News Feature | October 17, 2016

Organizations Need To Future-Proof Their PKI Driven By Cloud Adoption And IoT

Christine Kern

By Christine Kern, contributing writer

The biggest PKI challenge is the inability of existing infrastructure to support new applications.

Enterprises are facing a new and evolving set of challenges and requirements that are driving changes to their core public key infrastructure (PKI). The biggest PKI challenge for organizations is the inability of existing infrastructure to support new applications, according to the results of the 2016 PKI Global Trends Study sponsored by critical information systems, cyber security, and data protection provider Thales.

The report, based on independent research by the Ponemon Institute, reveals an increased reliance on public key infrastructures (PKIs) in today’s enterprise environment, driven by the growing use of cloud-based services and applications and the Internet of Things (IoT).

Other top challenges enterprises face to enable applications to use PKI include the inability to change legacy apps (56 percent); insufficient skills (42 percent); insufficient resources (41 percent); too much change or uncertainty (40 percent); and no pre-existing PKI (37 percent).
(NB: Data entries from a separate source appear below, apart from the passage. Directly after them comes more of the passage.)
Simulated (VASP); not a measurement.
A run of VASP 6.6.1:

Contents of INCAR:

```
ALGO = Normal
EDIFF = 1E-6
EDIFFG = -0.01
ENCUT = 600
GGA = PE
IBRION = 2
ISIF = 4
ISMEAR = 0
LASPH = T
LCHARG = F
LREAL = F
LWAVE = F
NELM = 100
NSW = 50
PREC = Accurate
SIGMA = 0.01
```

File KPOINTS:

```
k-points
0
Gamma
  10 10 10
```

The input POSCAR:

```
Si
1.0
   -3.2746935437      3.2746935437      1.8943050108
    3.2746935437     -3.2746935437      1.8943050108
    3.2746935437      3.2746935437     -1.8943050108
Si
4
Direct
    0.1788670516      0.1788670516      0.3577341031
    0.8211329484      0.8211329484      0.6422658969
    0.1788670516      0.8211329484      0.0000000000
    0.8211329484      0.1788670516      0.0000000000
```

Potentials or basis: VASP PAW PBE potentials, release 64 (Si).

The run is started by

As study authors write, “Current approaches to PKI are fragmented and do not always incorporate best practices, indicating a need for many organizations to apply increased effort to securing their PKI as an important part of creating a foundation of trust.”

“An increasing number of today’s enterprise applications are in need of digital certificate issuance services — and many PKIs are not equipped to support them. A PKI needs a strong root of trust to be fit for purpose if it is to support the growing dependency and business criticality of its services,” explained John Grimm, senior director security strategy, Thales e-Security. “By securing the process of issuing certificates and managing signing keys in an HSM, organizations can greatly reduce the risk of their loss or theft, thereby creating a high assurance foundation for digital security.”

Among the study’s findings:

  • PKIs are increasingly used to support more and more applications, averaging eight different applications within a business.
  • 62 percent of businesses regard cloud-based services as the most important trend driving the deployment of applications using PKI and over a quarter (28 percent) say IoT will drive this deployment.
  • 58 percent of respondents say that the most significant challenge organizations face around PKI is the inability of their existing PKIs to support new applications.
  • In a troubling trend, a large percentage of respondents continue to report that they have no certificate revocation techniques.
  • The use of high assurance mechanisms such as hardware security modules (HSMs) to secure PKI has increased.
  • The top places where HSMs are deployed to secure PKIs are for the most critical root and issuing certificate authority (CA) private keys (CAs) together with offline and online root certificate authorities.
  • Industry compliance requirements impact PKI choices, with companies in industries with substantial regulatory requirements, including financial services and healthcare, being much more likely to choose internal CA as their primary PKI deployment method.

According to Dr. Larry Ponemon, chairman and founder of The Ponemon Institute, “Digital transformation sees enterprises increasingly rely on cloud-based services and applications as well as an explosion in connected devices that is the IoT. This rapidly escalating burden of data sharing and device authentication is set to pile an unprecedented level of pressure onto existing PKIs, which now are considered part of the core IT backbone, resulting in a huge challenge for security professionals to create trusted environments. In short, as organizations continue to move to the cloud it is hugely important that PKIs are future proofed — sooner rather than later.”